I wasn't interested in the premise of Double Helix, and even though I noticed there was a cover with Calhoun on the cover, I assumed it would be a minor role and that I'd be lost without having read the other books. I was moderately confused when it was referenced briefly in the next NF book, and then very confused when it turned out to be a key element a few books later, so I only figured out what had happened and doubled back to read it during the long gap between "Being Human" and "Gods Above."

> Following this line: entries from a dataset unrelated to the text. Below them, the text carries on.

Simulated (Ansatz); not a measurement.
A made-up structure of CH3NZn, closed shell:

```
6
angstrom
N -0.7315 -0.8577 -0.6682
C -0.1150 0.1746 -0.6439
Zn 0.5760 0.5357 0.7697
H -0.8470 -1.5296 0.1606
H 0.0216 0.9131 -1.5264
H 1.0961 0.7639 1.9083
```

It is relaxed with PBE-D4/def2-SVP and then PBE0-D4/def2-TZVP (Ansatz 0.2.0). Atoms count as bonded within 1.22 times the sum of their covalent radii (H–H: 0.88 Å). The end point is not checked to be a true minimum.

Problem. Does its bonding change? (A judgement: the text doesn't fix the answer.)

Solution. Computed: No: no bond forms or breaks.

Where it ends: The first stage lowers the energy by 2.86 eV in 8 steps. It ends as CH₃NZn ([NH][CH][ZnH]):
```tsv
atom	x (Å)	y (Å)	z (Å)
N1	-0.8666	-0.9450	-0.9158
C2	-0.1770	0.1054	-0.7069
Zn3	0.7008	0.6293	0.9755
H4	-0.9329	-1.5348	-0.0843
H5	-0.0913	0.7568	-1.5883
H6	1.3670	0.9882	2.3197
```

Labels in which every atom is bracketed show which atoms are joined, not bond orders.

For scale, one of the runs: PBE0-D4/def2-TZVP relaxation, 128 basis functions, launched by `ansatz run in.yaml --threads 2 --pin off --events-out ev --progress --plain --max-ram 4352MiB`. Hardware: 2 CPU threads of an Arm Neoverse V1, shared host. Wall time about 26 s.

The thing about those crossover miniseries in the '90s or early '00s is that they were very loose crossovers, designed so that each individual book could stand alone and you didn't have to read them all. They weren't telling a single story like
Destiny or
Coda would do, just several standalone stories dealing with a common premise or a common catalyzing crisis. Think of the various Maquis episodes that were done across TNG and DS9 in the season before
Voyager premiered -- "Journey's End," "The Maquis," "Pre-emptive Strike," "Tribunal." Each a standalone story, but with a common theme and continuity. It was kind of like that. Sometimes it was even looser, just a common theme like four books about Section 31 or the Klingon Day of Honor.
So if a book was part of a serialized series like
New Frontier or the DS9 post-finale books, it would be much more closely tied to its own series's continuity than to the other books under the crossover title. It wasn't until
Destiny that we got a crossover that was all one continuous story.
And there is some value in reading books from the period immediately preceding Richard Arnold's "Reign of Terror" in publication order, because there was a "proto-novelverse" going on, with a number of characters and situations shared among multiple authors. As I recall, there was a Vietnamese junior officer (named Nguyen, of course) showing up in multiple novels at the time. If not for Richard Arnold, it might have developed as fully as the more recent Novelverse.
You're thinking of J.M. Dillard's novels, which had their own ongoing continuity within themselves and featured multiple original, recurring security-officer characters, including Lisa Nguyen. In the early years, there was often continuity between successive books by the same author, but there was only infrequent crossover between different authors' continuities. Dillard's characters stand out because she did so many books in fairly quick succession and featured them prominently across the sequence. The first real crossover between different authors was Margaret Wander Bonanno's
Dwellers in the Crucible, which picked up on Duane's Romulans and John M. Ford's Klingons. Dillard's security chief character of Ingrit Tomson got picked up by Duane and one or two others, but I don't think any of Dillard's other characters did. The biggest single piece of connective tissue in the '80s "proto-novelverse" is A.C. Crispin's
Time for Yesterday, which references at least a half-dozen other novelists' works (Duane, Ford, Brad Ferguson, Jean Lorrah, Vonda McIntyre, and Howard Weinstein), most of which were otherwise unconnected to each other.